There’s something sinister in even the most honest, insightful blog posts. Behind the encouraging words, the fresh insights, and the genuine candor, a lie is lurking. I swallow the lie right along with the truths, and I’m sick to death of it. Perhaps you’ve suffered as I have. Perhaps you’ve scoured the internet and ransacked your friends’ brains and read dozens of books searching for the secret. You’ve been struck by a catchy statement in bold print. You’ve typed it out and slapped it on your fridge and clung to those words with all your might. Perhaps you’re hoping to find the answers here at Story Warren.
Beware. The lie is here, too. It shadows the words of writers with hearts for families and hearts for the kingdom. Can you spot it when you see it?
If I read aloud to my children every day…
If I inspire them with stories of beauty and truth…
If I give them a clear picture of God and His love…
If I surround them with beauty…
If I reorganize the house…
If I take a different approach to discipline…
If I show more patience…
If I teach them to think for themselves…
If we memorize passages of Scripture…
If we find a strong community…
If we get outside ourselves and give to those in need…
If I change their diets…
If I give them the healthiest food money can buy…
If I keep a journal…
If I make a scrapbook…
If I treasure the little moments…
Subtle, isn’t it? I’ve just lied to you a dozen times over. I’ve told you that I have the answer, that, with a few small adjustments, you, too, can set out on the Golden Path of Perfect Parenting. I’ll bet you’re already worried about the areas in the list that need improvement. I’ll bet you’re beginning to fear the consequences of your weak spots. Or maybe you’ve just been inspired. You’ve caught a glimpse of the Golden Path, and you’re ready to give it another try.
The myth of the Golden Path haunts our dreams; it steals our joy. Yet we cannot let it go. The image is so bright. On that road, the very stones shine, and the beams of sunlight are so solid they stand like warriors with swords raised high. They make promises. They offer guarantees. How many times have I set out boldly on that path, only to have it vanish beneath my feet before I crossed the first rise? I got tired, got lost, and I gave up. Until I read the next blog post.
When you’re drowning, everything looks like a lifeline.
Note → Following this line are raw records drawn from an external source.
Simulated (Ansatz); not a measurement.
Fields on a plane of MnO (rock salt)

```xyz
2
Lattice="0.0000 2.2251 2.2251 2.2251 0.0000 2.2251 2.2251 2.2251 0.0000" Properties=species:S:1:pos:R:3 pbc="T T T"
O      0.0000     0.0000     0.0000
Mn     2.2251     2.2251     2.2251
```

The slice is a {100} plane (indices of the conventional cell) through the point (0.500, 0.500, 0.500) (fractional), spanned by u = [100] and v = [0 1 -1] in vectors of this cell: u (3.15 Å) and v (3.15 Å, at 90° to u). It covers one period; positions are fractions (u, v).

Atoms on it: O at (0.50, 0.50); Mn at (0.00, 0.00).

Somewhere along the way, we allowed that verse about “strait is the gate and narrow is the way and few there be that find it” to take on connotations for which it was never intended. We began to think that, even with all the billions of souls God has uniquely created, with the myriad unique situations in which we find ourselves every single day, there is one right way to parent our children. Of course there are some fundamentals. Of course there are some guidelines. But we want parenting to be like algebra. We want to insert certain variables and obtain unimpeachable results.
But show me a room full of middle-aged parents, and I’ll show you a room full of people who battled their demons in front of their children and because of their children and alongside their children. I’ll show you people who, with the deepest love and the greatest effort, still managed to fail their children. We fear their regrets, their heartache. No, fear isn’t strong enough. We are crippled, incapacitated by the very thought. And rather than surrender, we gird up our loins with new resolve. Our children will be different, we say. If we get it right, if we give enough, our little ones will romp from victory to victory. We catch another glimpse of the Golden Path and off we go again.
But when it vanishes like a mirage in the desert, what then?
If our children suffer?
If they insist on traveling all the hardest roads?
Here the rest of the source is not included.